Everyone's Replaceable

Clown Contemplating Turning Slipknot Into Menudo

  • Axl Rosenberg
0

knot slipknotHere’s an interesting Clown quote from Hellbound, a new BBC audio documentary about Slipknot (listen to it here… transcription courtesy of Metal Injection):

“I’m always trying to figure out how to let it be forever, kind of like a Van Gogh painting. They’re not just gonna take one of my album covers and stick it in the Louvre [museum in Paris]. But if we can keep it going, if we can keep the philosophy and the culture going, there’s no reason why kings and queens can’t take it over.

“Don’t be surprised one day, you know, nobody in the band will be in the band. It’ll all just be new people. I’ll be eighty and there’ll be a whole Slipknot thing moving. I mean, we’ve got two new guys now, man. You never know — my son might take over. You never know.”

First of all: the analogy with the Van Gogh painting no makes sense. A Van Gogh painting isn’t “forever” because Van Gogh licensed his name to be used by other artists after his death, it’s forever because it’s a great work of art. If you’re gonna make a comparison to the medium of music, then what Clown should really be worried about is writing great songs, because those will be “forever” (and depending on your feelings about Slipknot, you could argue that they’ve already accomplished this goal).

What Clown is really describing isn’t a band — it’s a brand. And being a brand in and of itself isn’t bad — branding is important if you wanna get your music to the masses — but the notion that the brand would be more to the audience than the individual band members is bizarre. Fictional characters get rebooted with new creative teams. Bands do not. Groups that are really producer-owned, like Menudo and C&C Music Factory, might, but I don’t think there’s any credible musician in the world who wants to be remembered in the light as those guys. Even bands where the members only just barely seem to matter are unlikely to continue after their most important member (e.g., Dave Mustaine, Axl Rose, etc.) finally retires or dies.

(Quick digression: maybe you could argue that what Clown is describing is akin to a symphony… but I’d argue that’s not correct, either. 95% or more symphony performances are not of new or original pieces of music.)

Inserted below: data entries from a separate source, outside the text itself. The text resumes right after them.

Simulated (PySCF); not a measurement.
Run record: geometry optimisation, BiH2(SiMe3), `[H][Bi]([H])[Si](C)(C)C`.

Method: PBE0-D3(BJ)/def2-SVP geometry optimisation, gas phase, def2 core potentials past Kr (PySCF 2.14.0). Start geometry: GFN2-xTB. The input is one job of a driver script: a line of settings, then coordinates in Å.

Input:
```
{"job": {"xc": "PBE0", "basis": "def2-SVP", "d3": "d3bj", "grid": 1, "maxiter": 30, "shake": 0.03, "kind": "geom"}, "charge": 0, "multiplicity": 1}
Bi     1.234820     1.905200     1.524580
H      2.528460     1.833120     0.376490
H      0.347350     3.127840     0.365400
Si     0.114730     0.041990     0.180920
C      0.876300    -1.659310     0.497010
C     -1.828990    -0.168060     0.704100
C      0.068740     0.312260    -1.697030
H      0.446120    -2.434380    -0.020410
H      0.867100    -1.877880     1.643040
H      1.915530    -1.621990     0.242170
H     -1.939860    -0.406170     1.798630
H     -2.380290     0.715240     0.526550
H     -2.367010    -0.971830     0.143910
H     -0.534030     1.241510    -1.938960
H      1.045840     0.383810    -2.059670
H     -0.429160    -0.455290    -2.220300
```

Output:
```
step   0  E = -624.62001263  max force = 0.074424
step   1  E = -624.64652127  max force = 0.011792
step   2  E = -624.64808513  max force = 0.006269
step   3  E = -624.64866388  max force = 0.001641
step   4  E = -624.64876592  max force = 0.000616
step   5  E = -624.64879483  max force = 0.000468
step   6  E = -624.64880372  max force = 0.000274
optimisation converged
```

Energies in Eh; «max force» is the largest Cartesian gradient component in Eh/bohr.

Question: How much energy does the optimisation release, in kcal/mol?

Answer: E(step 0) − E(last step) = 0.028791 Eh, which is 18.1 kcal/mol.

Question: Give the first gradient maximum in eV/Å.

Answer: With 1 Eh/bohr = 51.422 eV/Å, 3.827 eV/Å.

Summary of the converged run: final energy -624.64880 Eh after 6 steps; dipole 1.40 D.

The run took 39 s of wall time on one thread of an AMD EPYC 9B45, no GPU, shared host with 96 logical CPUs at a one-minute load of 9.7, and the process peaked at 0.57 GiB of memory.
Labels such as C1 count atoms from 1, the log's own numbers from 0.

This is really just a bad idea. If Clown’s main concern is actually providing for his son or giving him some “in” to the music business, well, he’s already done that — as his heir, Clown Jr. will someday inherit some portion of the Slipknot catalog even if he’s not on a stage in a jumpsuit banging pots and pans like his father before him. If Clown’s main concern is actually seeing that Slipknot’s legacy lives on throughout the ages, then he should just focus on making art that resonates with people on a deep, meaningful level. Y’know, like “People = Shit” and “Pulse of the Maggots.”